J S Bach’s Goldberg Variations are considered to be amongst the finest music for the keyboard. Originating from a simple idea – a beautiful aria over a ground (repeating) bass – the thirty variations present the history of Baroque music in microcosm: lavish displays of modern, fashionable expressive elements of the high Baroque, with just a hint of Classical idealism, together with magnificent structure and formal beauty. There are dances and canons, riddles and doodles, lightning flashes and filigree arabesques. Not until Beethoven’s Diabelli Variations was a similar work conceived on such a scale. Li-Chun’s performance was vibrant, colourful and absorbing, showing a deep understanding of the structure, voicing and contrasting and varied material contained within the movements. The opening Aria was played with a spare elegance while the livelier variations were bright, poised and nimble. The slower variations were almost romantic with warm legato and sensitive dynamic shading. Li-Chun revealed herself to be a sympathetic and intuitive Bach player, and it was clear from her performance that she feels great affection for this music.

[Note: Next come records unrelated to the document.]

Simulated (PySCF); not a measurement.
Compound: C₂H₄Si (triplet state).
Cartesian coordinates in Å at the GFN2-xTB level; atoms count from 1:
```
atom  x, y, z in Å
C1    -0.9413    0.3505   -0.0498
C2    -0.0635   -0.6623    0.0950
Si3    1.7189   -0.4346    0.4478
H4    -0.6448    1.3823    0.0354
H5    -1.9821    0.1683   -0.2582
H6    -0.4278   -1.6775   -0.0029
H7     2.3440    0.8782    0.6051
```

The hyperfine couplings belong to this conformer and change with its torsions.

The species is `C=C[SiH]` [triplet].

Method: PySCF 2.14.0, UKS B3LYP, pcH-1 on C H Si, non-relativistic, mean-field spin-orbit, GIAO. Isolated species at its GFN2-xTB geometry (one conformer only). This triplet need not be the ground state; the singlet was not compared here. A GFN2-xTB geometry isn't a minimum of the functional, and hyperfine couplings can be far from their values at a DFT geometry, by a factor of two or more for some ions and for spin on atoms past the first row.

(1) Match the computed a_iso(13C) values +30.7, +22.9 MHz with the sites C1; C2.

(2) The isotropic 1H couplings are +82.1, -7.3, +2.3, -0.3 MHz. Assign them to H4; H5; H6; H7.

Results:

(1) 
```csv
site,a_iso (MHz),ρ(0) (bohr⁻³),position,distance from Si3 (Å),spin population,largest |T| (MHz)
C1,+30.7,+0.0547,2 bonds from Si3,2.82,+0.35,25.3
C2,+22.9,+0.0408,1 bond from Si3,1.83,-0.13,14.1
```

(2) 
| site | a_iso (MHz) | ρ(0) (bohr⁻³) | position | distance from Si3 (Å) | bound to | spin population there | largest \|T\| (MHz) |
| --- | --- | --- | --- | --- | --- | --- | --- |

During the interval the audience were invited to vote for the pieces we wanted to hear in the second half. The choices included Schumann’s ‘Carnaval’, Debussy’s ‘Clair de Lune’ and a handful of Chopin’s Nocturnes. In the event, Li-Chun played a triptych of works by Handel, including the variations known as The Harmonious Blacksmith, Mendelssohn’s ‘Variations Serieuses’, which tied in nicely with the Goldbergs, and Debussy’s ‘Claire de Lune’ and ‘Feux d’artifice’. Here she proved the breadth of her technique and musicality, a sensitive yet muscular pianist who is equally at home in Baroque repertoire as the late nineteenth-century. In ‘Claire de Lune’, for example, she revealed some interesting bass highlights, which are not always made apparent by pianists who prefer to focus on the melody in the treble. Her playing had a lovely lucidity which brought a special clarity to Debussy’s writing, something that it not easy to do.
Definitely ‘one to watch’, I very much look forward to hearing Li-Chun again when she next visits London.
Li-Chun Su kindly completed my Meet the Artist interview:
Who or what inspired you to take up the piano and pursue a career in music?
The piano chose me. We had a piano at home. I love the piano and playing beautiful music so much. It happened without making a clear decision.
Who or what were the most important influences on your musical life and career?
My teacher Gabor Paska, living in Berlin and supportive friends.
What have been the greatest challenges of your career so far?
Four Liszt Concertos in one concert and Bach’s well-Tempered-Clavier Book I in one concert.
Which performances/recordings are you most proud of?
The live concert recording of 2009 at the musical instruments museum in Berlin. I played Bach’s Well-Tempered-Clavier Book I for the first time without an intermission and almost achieved perfection in day.
Which particular works do you think you perform best?
Difficult to say. Time by time it changes.
How do you make your repertoire choices from season to season?
I have usually instinct to sniff out what I want and need to play.
Do you have a favourite concert venue to perform in and why?
A lot of places. It is like making friends. I feel comfortable with some people, and some less.
Favourite pieces to perform? Listen to?
One nocturne by Chopin. I always play it after a good concert evening as an encore.
What is your most memorable concert experience?
I remember well almost every concert
What do you consider to be the most important ideas and concepts to impart to aspiring musicians?
A love for the music.
What is your idea of perfect happiness?
A calm and confident feeling.
What is your most treasured possession?
My passion for life.
What do you enjoy doing most?
The process of making a thing come true.
What is your present state of mind?
A native of Taiwan, Li-Chun Su received her musical training in Taipei and Berlin. She graduated from the Berlin University of Arts with the Konzertexsamen, the highest degree in graduate courses. She has studied with Tsia-Hsiuai Tsai, Laszlo Simon, Martin Hughes, Gabor Paska and Mitzi Meyerson.
Li-Chun Su took first prize in the Felix Mendelssohn-Bartholdy Competition and in the Artur Schnabel Competition in 2007. In 2008 she was awarded the first prize in the Porto International Piano Competition in Portugal. She has had numerous invitations to perform across Asia, Europe and South America.